My teenage son “friended” me when I first got a Facebook account. That gave me almost full access to his online conversations with friends, the groups he joined, the photographs he shared — and commented on — with his wide circle of pals.
Big mistake.
While 90 percent of the things he posted were innocuous (I know all about his baseball and South Park fetishes, and I had already seen the goofy pictures of him and his pals in Israel), there was that other 10 percent.
Okay, he wasn’t committing felonies or exposing state secrets, but did he really want to use such language in a public setting? Would a college admissions officer find that nasty bumper sticker as witty as he did?
And let’s face it, in the online world, nothing is truly “private,” especially not something shared among 476 of your closest “friends.”
I cherish my kids’ privacy, I really do. Teens need space in which they can grow up, make mistakes, and establish their own identities separate from the parents hovering around them.
But when I was in high school, that separate space was smaller, safer, and less public. You could make a mistake, and, unless law enforcement was involved, the consequences stayed close to home. A dirty joke might have made its way around a locker room, and perhaps earned immortality on a bathroom stall. Gossip could spread like wildfire, with hurtful results, but rarely beyond the small communities of grade, school, or town. And when worse came to worse, there was always graduation.
Facebook turns what had once been the fairly cloistered world of teenagerdom into a mass medium — worse, one that stays archived and searchable, forever.

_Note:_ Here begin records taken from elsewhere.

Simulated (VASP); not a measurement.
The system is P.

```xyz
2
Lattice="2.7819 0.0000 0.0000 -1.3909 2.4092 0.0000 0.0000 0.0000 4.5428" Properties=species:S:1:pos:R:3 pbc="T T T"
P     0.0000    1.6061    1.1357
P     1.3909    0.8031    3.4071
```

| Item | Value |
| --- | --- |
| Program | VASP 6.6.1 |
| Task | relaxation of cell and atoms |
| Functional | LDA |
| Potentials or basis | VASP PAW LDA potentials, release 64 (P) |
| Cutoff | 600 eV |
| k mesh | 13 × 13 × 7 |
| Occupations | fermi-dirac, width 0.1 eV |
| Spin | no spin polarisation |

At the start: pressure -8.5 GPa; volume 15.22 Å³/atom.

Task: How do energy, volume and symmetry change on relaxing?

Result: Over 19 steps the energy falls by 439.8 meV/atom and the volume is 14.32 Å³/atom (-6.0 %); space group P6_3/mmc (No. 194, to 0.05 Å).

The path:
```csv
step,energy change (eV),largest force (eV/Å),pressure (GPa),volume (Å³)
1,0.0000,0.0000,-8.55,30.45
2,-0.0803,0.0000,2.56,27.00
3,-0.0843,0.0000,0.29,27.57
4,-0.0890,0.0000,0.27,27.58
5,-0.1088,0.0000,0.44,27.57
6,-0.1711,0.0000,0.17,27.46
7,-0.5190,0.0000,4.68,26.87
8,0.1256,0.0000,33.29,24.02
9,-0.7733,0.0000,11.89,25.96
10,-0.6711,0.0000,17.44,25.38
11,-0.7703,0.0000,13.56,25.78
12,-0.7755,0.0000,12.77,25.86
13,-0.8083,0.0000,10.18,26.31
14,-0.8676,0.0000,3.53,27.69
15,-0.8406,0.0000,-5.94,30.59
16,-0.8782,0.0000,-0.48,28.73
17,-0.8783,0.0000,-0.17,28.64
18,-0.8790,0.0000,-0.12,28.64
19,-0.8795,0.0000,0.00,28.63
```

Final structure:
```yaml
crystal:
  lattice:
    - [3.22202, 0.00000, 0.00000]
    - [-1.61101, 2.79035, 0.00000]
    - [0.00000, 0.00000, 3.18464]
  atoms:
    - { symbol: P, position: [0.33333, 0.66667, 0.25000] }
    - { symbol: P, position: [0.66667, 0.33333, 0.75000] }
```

So the question for me isn’t whether parents and kids should be Facebook “friends.” They shouldn’t. Rather, can teens and parents agree on some basic guidelines so that the former don’t feel spied upon, and the latter don’t feel their children are doing something they may come to regret later?
So here’s my plan — I call it “open house.” Just as Queen Elizabeth periodically opens one of her castles to public tours, teens should invite their parents onto their Facebook pages for a brief look around. That will give anxious parents a chance to see what their kids are up to, and, one hopes, be reassured that it is nothing nefarious. And it is an opportunity for parents to offer some friendly advice on what they see.
That comment about your English teacher? Not a good idea.
And does a potential employer really need to see you in a bikini?
Parents don’t have to be your “friends” to love you. And it is out of love that they want to keep you from posting something obscene, abusive, or subject to misinterpretation on Facebook.
So let us look around. We won’t stay long.
Ploni Almoni was chosen as the pseudonym of a N.J.-based writer who doesn’t wish to embarrass his kids any more than he has to. He is not related to nor acquainted with Avi Cohen, although he admires his writing and was honored to have been given the opportunity to respond. He currently has 130 friends — none under the age of 30 — except for his son.